The marriage between the Environmental Sciences group of Utrecht University and one of the last undisturbed river floodplains in Central Europe has been a long one. Since the late 80’s, researchers from our group have visited the river floodplains and peatlands and brought it to the attention of the scientific community. The Biebrza valley in North-Eastern Poland is one of the last extensive undrained valley mires in Central Europe. The natural character of the valley peatlands is reflected in a very regular pattern of peat-forming plant communities (fig. 1).
Encounter with the Biebrza
The first encounter with the Biebrza valley was simply stunning. Alone in the field, silence with only the occasional trumpet of Cranes (Grus grus). It was still freezing cold and night fell early. Every morning a thin layer of ice covered the water in the valley – sometimes deeper than the height of my boots. Because of the water that covers everything, the river was hard to find from the edge of the valley. One day I started on a courageous expedition to find it, driving up a muddy road through swamps, between alder trees with their feet in the water and birches standing in reed fields like white ghosts. It ended when my car got stuck in the mud (fig. 3).

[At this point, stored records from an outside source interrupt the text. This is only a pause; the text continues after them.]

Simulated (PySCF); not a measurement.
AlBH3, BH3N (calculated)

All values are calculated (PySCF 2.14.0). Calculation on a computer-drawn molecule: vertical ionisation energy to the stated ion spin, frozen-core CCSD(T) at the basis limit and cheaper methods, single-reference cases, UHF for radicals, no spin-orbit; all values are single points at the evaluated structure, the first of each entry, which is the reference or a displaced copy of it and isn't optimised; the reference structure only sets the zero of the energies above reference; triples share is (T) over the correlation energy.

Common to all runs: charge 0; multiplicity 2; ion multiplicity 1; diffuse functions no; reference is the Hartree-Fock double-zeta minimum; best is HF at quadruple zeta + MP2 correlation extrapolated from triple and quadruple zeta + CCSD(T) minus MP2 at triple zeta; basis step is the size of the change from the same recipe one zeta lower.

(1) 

'Then on a still night, when the campfire is low and the Pleiades have climbed over rimrocks, sit quietly and listen to a wolf to howl, and think of everything you have seen and tried to understand. Then you may hear it - a vast pulsing harmony - its score inscribed on a thousand hills, its notes the lives and deaths of plants and animals, its rhythms spanning the seconds and centuries.'
Reference: Keizer, F.M., Schot, P.P., Okruszko, T., Chormanski, J., Kardel, I., Wassen, M.J. (2014). A new look at the Flood Pulse Concept: The (ir)relevance of the moving littoral in temperate zone rivers. Ecological Engineering 64, 85-99. http://dx.doi.org/10.1016/j.ecoleng.2013.12.031.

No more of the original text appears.